While most war films have either entered the conflict directly — most recently Christopher Nolan’s “Dunkirk” — or take place in the mere days or weeks leading up to bloodshed, Oscar-winning director László Nemes took a more unconventional approach in his second feature, “Sunset.” He examines a turbulent Austro-Hungarian Empire on the precipice of World War I through the microcosm of a millinery, a hat making business. The concept feels innovative, but is ultimately not as successful in execution as his debut film, “Son of Saul.”

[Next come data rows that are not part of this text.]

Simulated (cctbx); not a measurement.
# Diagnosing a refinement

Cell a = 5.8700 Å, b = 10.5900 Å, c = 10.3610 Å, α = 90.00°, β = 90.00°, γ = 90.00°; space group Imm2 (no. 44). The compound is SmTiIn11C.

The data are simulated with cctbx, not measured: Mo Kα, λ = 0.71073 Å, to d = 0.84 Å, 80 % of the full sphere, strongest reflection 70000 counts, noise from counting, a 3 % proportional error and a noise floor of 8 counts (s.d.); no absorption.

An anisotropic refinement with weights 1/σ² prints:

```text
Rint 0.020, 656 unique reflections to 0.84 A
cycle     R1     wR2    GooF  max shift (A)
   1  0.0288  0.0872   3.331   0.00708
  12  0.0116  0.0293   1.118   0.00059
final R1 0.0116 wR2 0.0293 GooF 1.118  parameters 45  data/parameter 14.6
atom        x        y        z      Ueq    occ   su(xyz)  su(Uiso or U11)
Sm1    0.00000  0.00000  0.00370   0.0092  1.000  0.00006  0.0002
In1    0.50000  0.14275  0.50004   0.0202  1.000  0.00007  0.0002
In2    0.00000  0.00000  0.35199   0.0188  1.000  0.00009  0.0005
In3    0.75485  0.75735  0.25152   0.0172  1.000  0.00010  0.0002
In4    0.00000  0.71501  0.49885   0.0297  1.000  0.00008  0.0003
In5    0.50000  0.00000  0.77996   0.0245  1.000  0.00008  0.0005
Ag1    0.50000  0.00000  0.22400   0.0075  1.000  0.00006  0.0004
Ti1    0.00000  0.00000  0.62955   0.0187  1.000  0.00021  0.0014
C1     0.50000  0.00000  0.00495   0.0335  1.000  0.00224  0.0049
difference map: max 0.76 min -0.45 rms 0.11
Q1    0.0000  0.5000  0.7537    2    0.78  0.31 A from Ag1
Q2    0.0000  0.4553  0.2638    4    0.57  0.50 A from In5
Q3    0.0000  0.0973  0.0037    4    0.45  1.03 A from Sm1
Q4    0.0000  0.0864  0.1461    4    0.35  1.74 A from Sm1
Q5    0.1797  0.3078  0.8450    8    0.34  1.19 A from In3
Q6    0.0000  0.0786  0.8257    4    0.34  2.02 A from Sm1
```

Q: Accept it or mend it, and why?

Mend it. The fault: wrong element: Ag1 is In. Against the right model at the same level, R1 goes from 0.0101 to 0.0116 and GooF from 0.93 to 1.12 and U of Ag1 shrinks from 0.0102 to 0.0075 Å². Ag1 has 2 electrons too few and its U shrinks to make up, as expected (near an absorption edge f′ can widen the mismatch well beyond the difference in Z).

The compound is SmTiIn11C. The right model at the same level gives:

The film follows Irisz Leiter (Juli Jakab), a young woman who left Trieste, Italy with hopes of securing a job at an illustrious millinery in the rapidly modernizing city of Budapest. The millinery uncoincidentally bears her surname because it once belonged to her parents, who died in a mysterious fire. Orphaned at the age of two, Irisz seeks connection with this establishment as it is her parents’ only legacy. After being effectively shooed from the millinery by the suspicious new owner Oszkár Brill (Vlad Ivanov), Irisz learns that she might have a brother from a sleazy coachman. Irisz takes this lead and begins a relentless pursuit of the truth about her family history.
It’s obvious that tremendous craftsmanship is behind this film. Set in 1913, every painstaking detail put into the costumes and the sets is beautiful and immerses the viewer in the world of a bygone Budapest. Nemes shows this city through the innocent civilian eyes of Irisz, also removing the oft-seen male soldier perspective that dominates the war genre.
Despite the exquisite costuming and set design, however, the story itself is not up to par. For all the attention given to establishing a period aesthetic, it’s unfortunate Nemes sacrificed a rich story in the process.
The narrative is decorated with gaping holes, boring plot points and a graphic rape scene that could have been removed from the film entirely. While Irisz’s journey sounds emotional at its surface, she lacks any agency as a character. Most of the movie consists of her only being told where to go and the running thread of finding her family soon loses any emotional resonance because of its poor execution. What is even more disappointing is the eventual meeting between Irisz and her brother is just as underwhelming as the buildup to it. Irisz learns her brother is widely despised and feared because he has spearheaded a rebellion against their family millinery. What began as an intimate quest for kinship clumsily morphs into a crusade to expose the deceit and corruption of their family’s former hat shop, but even those secrets are not entirely made clear by the end.
It is undeniable that the film had a lot of potential because of its immersion into the time period and fresh perspective that deviates from the norm associated with a period or war film. Nemes leans too far into the frankly bizarre, corrupt hat shop idea and squanders an opportunity to say something meaningful about the time period in which his film is set. Apart from a cheap final tracking shot of the World War I trenches, Nemes fails to place “Sunset” within a larger political or social discourse. Spectators are held at a shallow focus, prevented from seeing beyond the brim of a fedora.